Corruption, child molestations and coverups within the Catholic Church are far too familiar these days. Whenever a new case arises, no matter where in the world, our hearts break a little once again and we become consumed with questions many fear to ask: How many more? How much longer can this go on? How can they keep getting away with this?
Back in 2001, The Boston Globe’s Spotlight investigative team are assigned the story of a pedophile priest and the lawyer that claims the Archbishop of Boston has known about him for years and done nothing to stop it. Following this story all the way down the rabbit hole, this team of four journalists (Michael Keaton, Mark Ruffalo, Rachel McAdams and Brian d’Arcy James) uncover an endemic pattern among Catholic priests that produces a laundry list of perpetrators in Boston alone, and the Archdiocese that covered it up. Boston is a majority Catholic city. The church controls everything, so taking them on is not only extremely difficult but dangerous. The Spotlight team put their lives, careers, families and faith at risk to reveal to the world the painful yet necessary truth.

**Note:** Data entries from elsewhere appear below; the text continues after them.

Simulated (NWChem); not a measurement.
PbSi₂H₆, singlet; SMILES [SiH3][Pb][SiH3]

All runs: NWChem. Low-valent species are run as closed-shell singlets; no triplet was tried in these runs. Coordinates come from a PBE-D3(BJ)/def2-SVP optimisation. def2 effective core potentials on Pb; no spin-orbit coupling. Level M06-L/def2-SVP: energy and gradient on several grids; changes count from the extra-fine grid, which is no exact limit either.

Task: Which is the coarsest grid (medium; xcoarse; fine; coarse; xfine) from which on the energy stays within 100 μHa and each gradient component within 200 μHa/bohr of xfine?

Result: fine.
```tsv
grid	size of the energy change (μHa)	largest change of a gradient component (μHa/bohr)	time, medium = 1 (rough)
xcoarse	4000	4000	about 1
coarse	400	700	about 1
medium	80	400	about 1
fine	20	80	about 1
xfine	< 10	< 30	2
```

SWITCH: 'SPOTLIGHT' TRAILER
The Boston Globe and Spotlight took on the biggest and most powerful church in the world and won. What their reporting did shook the world to its core and finally brought to light something the church had buried for decades. This is not an easy story to tell, let alone an easy story to witness. In reality, this story took 12 months to crack, while on film it takes just 128 minutes; there’s a lot to cover and not a lot of time in which to do it. Characters, story lines and other elements are clearly left on the cutting room floor or out of the script completely, which is why it bothered me so much that the film opens a lot of doors that they don’t walk through. Too many questions are asked, and characters are introduced that never go further than an introduction. At the conclusion of the film there are just too many loose threads that leave me baffled as to why they were ever pulled. We’re also told over and over the power and enormity of the Catholic church and how taking them on will produce consequences. We are told this, but never shown this. Save for a mildly intimidating conversation that falls on the deaf ears of its tenacious characters, "the big bad" has no real presence throughout the film, rather remaining an idea.
This is not an easy story to tell, let alone an easy story to witness.
Despite suffering from "too much versus too little" information syndrome, the film’s faults never lie within its cast. The four lead investigators are supported by Stanley Tucci, John Slattery, Liev Schreiber and Billy Crudup. 'Spotlight' is filled with quiet moments of the journalists involved meticulously pouring over church directories and statements highlighting their all-consuming work, its loneliness and the secrecy surrounding the investigation.
As the title suggests, this is a film about the victims, the impact on the faithful, the Spotlight team and the emotional, moral and professional complications derived from their investigation, rather than a raging anti-Catholic church exposé. Engrossing to its last breath, the film’s final slap to the soul comes when it reels off the list of implicated cities across the globe as a result of their story. It goes on for pages. The Spotlight story is an important story to tell, affecting every city and everyone regardless of faith.